Zstandard support
Zstandard, or zstd as short version, is a fast lossless compression algorithm, targeting real-time compression scenarios at zlib-level and better compression ratios.
This PR adds support for searching through zst files using the zstandard Python bindings.
It works and gets the job done for now. Additional things that can be done:
- Merge
localzstdsearch.pyandlocalgzipsearch.pyto reduce code duplication - Add test case(s)
- [Stretch goal] Handle encodings other than
utf-8
Hello,
Thank you for the PR. I don't use this type of compression but seems very promising.
As this is the first PR that adds a feature, I am not quite sure how I will integrate it, so I need to figure some things out. h8mail's design is focused on requiring requests only, and I would like to keep it so.
I think I will have the user manually install the zstandard lib with pip3 (will be documented in the wiki), and check if the lib is installed when using this option.
Before I get to it I have a few things I need to integrate first, but I have read your PR and thinking through it.
Do you convert your local data breaches to zstandard before archiving them? What is your workflow?

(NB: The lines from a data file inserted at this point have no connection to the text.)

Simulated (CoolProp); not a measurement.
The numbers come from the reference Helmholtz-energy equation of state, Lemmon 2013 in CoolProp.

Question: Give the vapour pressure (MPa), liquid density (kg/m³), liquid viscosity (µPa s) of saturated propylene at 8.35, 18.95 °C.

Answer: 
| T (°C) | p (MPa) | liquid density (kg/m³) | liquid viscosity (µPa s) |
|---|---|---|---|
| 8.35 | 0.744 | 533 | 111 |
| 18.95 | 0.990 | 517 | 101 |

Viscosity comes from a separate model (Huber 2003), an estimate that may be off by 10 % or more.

Thanks again, much appreciated :+1:
I think I will have the user manually install the zstandard lib with pip3 (will be documented in the wiki), and check if the lib is installed when using this option.
Sounds fair.
Do you convert your local data breaches to zstandard before archiving them? What is your workflow?
Yep, I compress all my local data with zstd. zstd is basically a better alternative to gzip/zlib. It creates smaller archives that decompress much faster. In fact, I get better performance searching over a zstd compressed file than searching over a decompressed file because I get limited by my disk io in both cases.
Thanks for creating h8mail btw! It makes life much easier. I especially love the fact that it supports multi-threading when searching over local data.